Aston Villa Storms into Europa League Final with 4-0 Win Over Nottingham Forest
Villa Park did not so much host a semi-final as devour it.
Under the lights, attacking the Holte End from the first whistle, Aston Villa tore into Nottingham Forest and ripped up the script of this tie. A 4-0 win on the night, 4-1 on aggregate, and a place in the Europa League final booked with a swagger that felt decades in the making.
Forest arrived with a one-goal lead, a five-game winning streak and a sense that something was building under Vitor Pereira. They left overrun, outgunned and out of answers.
Villa, battered by three straight defeats and whispers about Unai Emery’s methods, responded with the kind of performance that changes the temperature of a season.
Holte End roar, Watkins strikes
The tone was set early. Villa flew forward, the Holte End dragging them up the pitch, Forest trying to slow the game, to take the sting out of it. For a while, they managed it. The visitors looked organised, compact, even comfortable.
Then Emiliano Buendia found a gap that barely existed.
The Argentine wriggled past two red shirts with a flash of feet, then slid the ball across goal. Ollie Watkins, head bandaged after an earlier clash with Morato, arrived where all good centre-forwards live – six yards out, one touch, 1-0 on the night, level on aggregate. Villa Park erupted. The tie had been reset.

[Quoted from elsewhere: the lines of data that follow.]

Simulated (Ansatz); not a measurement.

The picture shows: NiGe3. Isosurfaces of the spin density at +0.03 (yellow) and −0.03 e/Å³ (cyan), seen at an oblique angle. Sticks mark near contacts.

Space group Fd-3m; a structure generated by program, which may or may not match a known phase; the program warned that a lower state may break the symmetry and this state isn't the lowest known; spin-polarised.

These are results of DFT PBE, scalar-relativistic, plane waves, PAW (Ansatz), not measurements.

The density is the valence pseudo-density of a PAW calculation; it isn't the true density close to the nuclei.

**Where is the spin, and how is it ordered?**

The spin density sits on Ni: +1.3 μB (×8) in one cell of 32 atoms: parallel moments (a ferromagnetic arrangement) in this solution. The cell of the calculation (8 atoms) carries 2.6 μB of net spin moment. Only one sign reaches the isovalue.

Forest, who had left Morgan Gibbs-White on the bench and would never call on him, suddenly looked what they were: a side under siege.
Buendia’s nerve, McGinn’s ruthlessness
Pereira tried to wrestle back control at half-time, sending on Ryan Yates to stiffen the midfield. The game, though, had tilted. Villa were playing with a freedom and ferocity that belied their recent wobble.
The pressure finally told from a set piece. Pau Torres was hauled back by Nikola Milenkovic in the box, a clumsy shirt pull that needed VAR to drag it into the spotlight but left little room for argument once the replays rolled.
Buendia took responsibility from the spot. No fuss, no flourish. Just a clean, ruthless finish. 2-0 on the night, 2-1 on aggregate, and the sense that Forest’s resistance had snapped.
Any remaining hope disappeared with John McGinn.
The captain, missing in that bruising defeat to Tottenham, returned like a man determined to correct a wrong. Twice Morgan Rogers fed him, twice McGinn drilled low into the corners, and within 156 seconds Villa had turned a strong performance into a statement.
Four goals, tie dead, Villa Park delirious.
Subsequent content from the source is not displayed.